Current contracts with Albemarle and SQM would not be terminated as a result. Chile is the latest country to nationalize critical materials for EV batteries. Mexico nationalized lithium deposits last year, and in 2020, Indonesia banned exports
of nickel ore. All right, well, let's turn to another metal, copper. Mining company Freeport
MacMoran falling despite beating earnings estimates on the top and bottom lines. This
morning, Freeport MacMoran CEO Richard Adkerson joins us now. Richard, it's so great to have you
on the show. Thanks for being with us. Good to see you, Morgan.
So let's talk a little bit about earnings. As we mentioned, you beat on top and bottom lines.
The stock fell today, production very much in focus,
and also full year guidance for copper sales and cash flow.
How would you assess the state of the copper market in general right now?
Yeah, it's always a disappointment to see the stock fall on earnings day, but it was a sector-wide situation today.
I felt much better after the positive comments on your halftime show about our company.
Today, the copper business, of course, will be affected by broader global economics, and there's uncertainties there.
But the demand for copper, even today, is strong.
China had a very strong second half of the year, and its economy is picking up this year.
But the story, and this is the focus of our company, is really longer term.
The demand for copper is inevitably set to grow through electrification of the world, whether
it's electric cars, alternative energy, AI, connectivity.
And supplies are just very difficult to develop.
So we have a clear-cut strategy of being foremost in copper in the global industry, and we're
very pleased about where we're situated.
Yeah, and I want to talk a little bit more about that strategy and longer term what this
means in terms of the structural mismatch between supply and demand.
But first, you just mentioned China.
We know China and activity there drives so much of the moves in pricing in industrial
commodities like copper.
A lot of focus on how choppy the reopening has been there and what it signals about economic growth in that country and how it's feeding into the global picture.
What is your sense?
Well, China does consume today half the world's copper, and it's been the primary driver for growth in copper demand for the past 20 years, those growth drivers are changing to the developed world with the economic changes going on there.
You know, our situation is interesting because we sell all the copper we produce.
We have customers that are seeking more.
That's been the case all along. But at the end of the day,
you mentioned Dr. Copper, it will be affected by near term by global economic developments.
We're prepared to deal with those as necessary. We have a very strong balance sheet.
But I just want to keep coming back, Morgan. Our focus as a miner is long term.
And that is what we've had for many years now.
We actually made this strategic decision 20 years ago and we're very pleased with it.
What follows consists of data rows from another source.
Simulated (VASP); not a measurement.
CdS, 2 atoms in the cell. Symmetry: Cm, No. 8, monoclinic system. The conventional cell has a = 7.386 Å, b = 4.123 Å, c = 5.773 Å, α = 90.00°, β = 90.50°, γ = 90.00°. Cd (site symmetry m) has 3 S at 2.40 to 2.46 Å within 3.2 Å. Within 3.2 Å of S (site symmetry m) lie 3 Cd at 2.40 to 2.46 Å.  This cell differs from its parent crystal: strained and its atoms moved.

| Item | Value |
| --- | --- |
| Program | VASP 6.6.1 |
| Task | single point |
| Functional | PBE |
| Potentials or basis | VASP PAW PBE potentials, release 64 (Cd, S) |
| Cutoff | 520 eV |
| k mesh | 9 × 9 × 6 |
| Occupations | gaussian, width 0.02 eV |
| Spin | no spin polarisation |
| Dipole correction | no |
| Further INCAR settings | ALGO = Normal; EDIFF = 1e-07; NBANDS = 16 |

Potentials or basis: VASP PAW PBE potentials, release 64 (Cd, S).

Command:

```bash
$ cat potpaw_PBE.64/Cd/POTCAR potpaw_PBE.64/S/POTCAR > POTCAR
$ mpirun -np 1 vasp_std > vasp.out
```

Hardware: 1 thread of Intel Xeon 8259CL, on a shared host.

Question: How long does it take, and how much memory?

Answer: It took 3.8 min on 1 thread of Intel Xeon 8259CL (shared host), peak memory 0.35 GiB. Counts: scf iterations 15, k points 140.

And I'm increasingly confident about the outlook.
So let's talk a little bit about that long, longer term outlook, especially as we do see mass EV adoption on the outlook. So let's talk a little bit about that longer-term outlook, especially as we do see mass EV adoption
on the horizon, and we know that there is a lot of copper that is going to be required
for that transition to take place.
Yeah, that's correct.
And EV is one aspect of it.
But when you look at alternative energy generation through wind and solar. And then the need to connect these
new sources of power and these new vehicles will require much more copper just in terms
of the connectivity of those sources. So it's really the world's on this course for that. There's a lot of questions about timing.
But as you look at it, the entire world is committed to carbon reduction.
Carbon reduction requires more electricity, and 70 percent of copper goes into electricity. Richard, thanks again for being with us. It's John.
So you mentioned on the call you've got a staffing shortage. You say you're both aggressively
recruiting and pursuing technologies that'll allow you to stay productive and grow with fewer people.
What's the mix of those technologies that you're most focused on? How
much of it is AI and knowledge worker automation? How much of it is robotics automation?
Yeah, John, good to see you. It's really a combination of all of the above.
This is an issue in our operations that's limited to the United States.
We have ample workers in Indonesia where we have a huge mine and in Latin America.
But in the United States, it's a real problem.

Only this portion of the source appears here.